I'm still trying to "lose" weight... still. I know that we talk about doing this for the rest of our life, but sometimes you just wish for a little break in the battle. BUT a break in the battle, so far, has always meant a 5 pound gain. So I am back up 25 pounds -- out of 80 pounds total loss. Not good. If it was a 10 pound "playground" that would be different, but I have let it get way out of hand. that is enough weight to mean a new wardrobe. NO! I refuse.
So, I'm not making a big deal about it, but I had to find SOMETHING that will give me direction. I have eating issues. I cannot trust myself. I am NOT a "thin eater" and have an emotional eating disorder -- stress, pressure, emotions, ... any excuse to indulge. I am experimenting with a "lower carb" version of Weight Watchers. For me, just to add more carbs to my diet wasn't enough structure. I was eating mindlessly. I was eating compulsively. At least Weight Watchers will put some brakes on this out of control appetite. Yeah, it is slow ... but it is ONLY 25 pounds and it is NOT a race.

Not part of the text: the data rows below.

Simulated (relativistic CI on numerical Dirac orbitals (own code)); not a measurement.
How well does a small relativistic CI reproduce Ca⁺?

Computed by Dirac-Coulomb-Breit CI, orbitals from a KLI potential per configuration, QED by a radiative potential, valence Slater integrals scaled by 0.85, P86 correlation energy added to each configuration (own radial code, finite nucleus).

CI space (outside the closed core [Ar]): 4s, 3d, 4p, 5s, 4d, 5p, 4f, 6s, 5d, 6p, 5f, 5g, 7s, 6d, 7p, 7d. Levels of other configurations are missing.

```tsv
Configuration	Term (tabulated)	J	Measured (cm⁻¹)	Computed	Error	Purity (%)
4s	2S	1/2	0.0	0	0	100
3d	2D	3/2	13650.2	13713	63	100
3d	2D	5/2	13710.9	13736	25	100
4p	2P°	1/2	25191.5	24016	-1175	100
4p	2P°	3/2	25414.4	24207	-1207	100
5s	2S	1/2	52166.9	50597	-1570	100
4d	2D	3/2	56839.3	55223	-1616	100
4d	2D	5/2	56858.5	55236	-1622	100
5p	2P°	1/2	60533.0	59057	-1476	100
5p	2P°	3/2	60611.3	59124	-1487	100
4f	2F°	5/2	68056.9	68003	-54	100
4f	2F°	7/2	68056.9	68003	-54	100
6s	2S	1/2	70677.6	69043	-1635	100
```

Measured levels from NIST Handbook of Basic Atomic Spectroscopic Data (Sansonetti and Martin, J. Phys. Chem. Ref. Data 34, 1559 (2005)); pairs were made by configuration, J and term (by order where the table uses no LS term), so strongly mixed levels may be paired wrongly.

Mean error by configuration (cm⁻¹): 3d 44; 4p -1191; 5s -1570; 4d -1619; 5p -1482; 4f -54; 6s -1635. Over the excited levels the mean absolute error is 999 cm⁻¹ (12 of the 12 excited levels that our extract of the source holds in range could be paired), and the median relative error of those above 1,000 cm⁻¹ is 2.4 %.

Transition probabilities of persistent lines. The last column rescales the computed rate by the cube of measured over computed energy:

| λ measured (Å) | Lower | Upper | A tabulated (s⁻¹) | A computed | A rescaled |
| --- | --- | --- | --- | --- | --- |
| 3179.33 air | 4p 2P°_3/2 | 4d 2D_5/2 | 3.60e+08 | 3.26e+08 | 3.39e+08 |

I have a lot of healing to do. Healing of my metabolism and my attitudes toward foods. I've been doing the old "starve" & "binge" thing. I need structure and routine. WW can provide that.
How long will I do this? As long as I can. I got so tired of eggs, tuna, and chicken. I craved an apple. I was craving foods that I would not allow myself to eat. Now I have a guide. Change is good. Good to know that I am not giving up.
THIS IS THE LONGEST I HAVE EVER KEPT FIGHTING. This is the longest time I have ever not given up. Now that is a great change!